No. 4 Baylor (12-1, 2-0) takes on No. 3 Kansas (12-2, 2-0) at noon tomorrow at Allen Fieldhouse. The game airs on CBS.
Kansas is a 78% favorite on KenPom. They’re favored by eight.
This is different than most Baylor-Kansas games. The Bears have much better guards than usual. While Tristan Clark works his way back from injury, Kansas has a better frontcourt. Baylor hasn’t played much zone; Kansas hasn’t hedged many pick-and-rolls.
As always, we’ll look at playing offense against the opponent, then turn to defense. Finally, we’ll close with a prediction.
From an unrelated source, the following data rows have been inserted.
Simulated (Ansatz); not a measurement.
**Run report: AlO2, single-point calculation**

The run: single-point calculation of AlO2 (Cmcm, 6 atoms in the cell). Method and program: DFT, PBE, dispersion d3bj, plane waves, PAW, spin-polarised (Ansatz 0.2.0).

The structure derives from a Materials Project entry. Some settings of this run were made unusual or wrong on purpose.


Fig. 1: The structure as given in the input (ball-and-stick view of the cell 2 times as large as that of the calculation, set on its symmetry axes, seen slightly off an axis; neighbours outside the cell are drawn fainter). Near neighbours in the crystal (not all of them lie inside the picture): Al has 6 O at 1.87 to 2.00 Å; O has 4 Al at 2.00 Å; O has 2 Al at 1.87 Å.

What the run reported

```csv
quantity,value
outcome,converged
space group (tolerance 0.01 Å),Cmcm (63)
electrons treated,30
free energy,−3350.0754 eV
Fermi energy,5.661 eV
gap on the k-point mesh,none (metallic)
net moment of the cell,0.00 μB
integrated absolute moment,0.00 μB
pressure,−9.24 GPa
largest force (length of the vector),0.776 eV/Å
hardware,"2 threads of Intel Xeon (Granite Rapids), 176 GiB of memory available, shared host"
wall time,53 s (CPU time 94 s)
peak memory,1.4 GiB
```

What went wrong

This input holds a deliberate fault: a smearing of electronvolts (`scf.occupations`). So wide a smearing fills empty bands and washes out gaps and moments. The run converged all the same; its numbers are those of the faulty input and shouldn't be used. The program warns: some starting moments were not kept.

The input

Jared Butler dropped 31 points at Allen Fieldhouse last year. That was the most by any visiting player. He’ll have plenty of 3-point opportunities, as Kansas designs their defense to overload against the strong side (the side where the ball is). The Jayhawks refuse to surrender easy buckets near the hoop. They’ll give up threes:
The Jayhawks are incredibly athletic on defense, especially with Ochai Agbaji and Marcus Garrett. Garrett and Davion Mitchell are by far the league’s best defensive guards (though Garrett plays enough positions that can be classified at multiple positions). Agbaji is an athletic freak, and Baylor’s going to have a difficult time scoring at the rim when even he can block shots:
Bill Self has switched Kansas’ defense to icing pick-and-rolls. In that alignment, Kansas wants to force the ball along the baseline. They don’t want the ball getting to the middle of the floor. They rarely hedge ball screens, which was their old favorite defense.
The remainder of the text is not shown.